Online content: to charge or not to charge?



The decline of print advertising in the past decade has put the media industry into a perilous state. And, with slow uptake of online advertising revenues, the future of the media industry looks uncertain.

Companies are desperately trying to monetise content online, yet charging customers for online content is difficult to get right. Managers of many online news outlets have responded with the introduction of a paywall. But paywalls can decrease viewership and, as a result, damage advertising revenues.

The demand for news also varies throughout the year – it is highly cyclical. In business, the cycles are quarterly as they relate to earnings reports; in US politics, the cycles are four-yearly to coincide with the US presidential elections; in sport, demand is unequivocally higher when it is “in season”.
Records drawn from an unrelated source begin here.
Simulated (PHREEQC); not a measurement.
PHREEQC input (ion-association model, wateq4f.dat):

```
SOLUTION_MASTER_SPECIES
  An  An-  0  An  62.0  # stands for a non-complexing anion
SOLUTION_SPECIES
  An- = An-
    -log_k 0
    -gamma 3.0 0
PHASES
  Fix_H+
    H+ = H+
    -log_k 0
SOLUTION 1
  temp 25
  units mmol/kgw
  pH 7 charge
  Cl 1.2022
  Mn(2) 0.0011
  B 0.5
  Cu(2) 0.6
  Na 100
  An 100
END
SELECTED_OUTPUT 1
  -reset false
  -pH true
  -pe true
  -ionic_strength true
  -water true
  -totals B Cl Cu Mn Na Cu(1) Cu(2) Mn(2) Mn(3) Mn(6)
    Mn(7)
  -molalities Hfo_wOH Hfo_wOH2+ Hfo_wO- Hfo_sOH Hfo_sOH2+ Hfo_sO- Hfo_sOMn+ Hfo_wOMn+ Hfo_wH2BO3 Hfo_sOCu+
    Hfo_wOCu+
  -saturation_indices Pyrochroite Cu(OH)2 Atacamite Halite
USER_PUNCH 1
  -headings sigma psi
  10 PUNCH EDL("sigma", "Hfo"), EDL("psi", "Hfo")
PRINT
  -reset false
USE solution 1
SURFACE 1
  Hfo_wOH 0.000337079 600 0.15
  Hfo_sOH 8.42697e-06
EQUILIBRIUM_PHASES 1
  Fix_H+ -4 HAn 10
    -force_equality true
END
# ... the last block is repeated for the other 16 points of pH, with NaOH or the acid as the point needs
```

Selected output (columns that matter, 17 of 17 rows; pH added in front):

In fact, the number of unique visitors to relevant websites more than doubles when a sport is in season, that is during the time period when games are played, as our research shows. Interestingly, when the sport is not in season, the number of unique visitors to a website drops by about 50 per cent.

Sports seasons

Let’s look at a baseball buff, eager for baseball news all year, and then the occasional fan who only gets excited when a sport is in season. It’s no surprise that the demand from the occasional fan shifts more strongly as a season starts than that of the baseball buff.

Classic economic theory suggests that increasing prices during periods of high demand should be the most profitable approach to charging for online content. In reality, this may not be the case.

Customers typically sign long-term contracts when they pay for online content, such as an annual subscription fee. Many online content providers offer a fixed number of articles per month for free before starting to charge. While such policies are an advantage, the inflexibility to respond to demand shocks in the organic news cycle can be a setback for a company’s bottom line.

Fee or free?

When it comes to charging customers for online content, research I worked on with Kanishka Misra, the assistant professor of marketing at the University of Michigan’s Ross School of Business, suggests that it may be optimal for providers to offer more free content during periods of high demand, rather than increasing the paid content at that time.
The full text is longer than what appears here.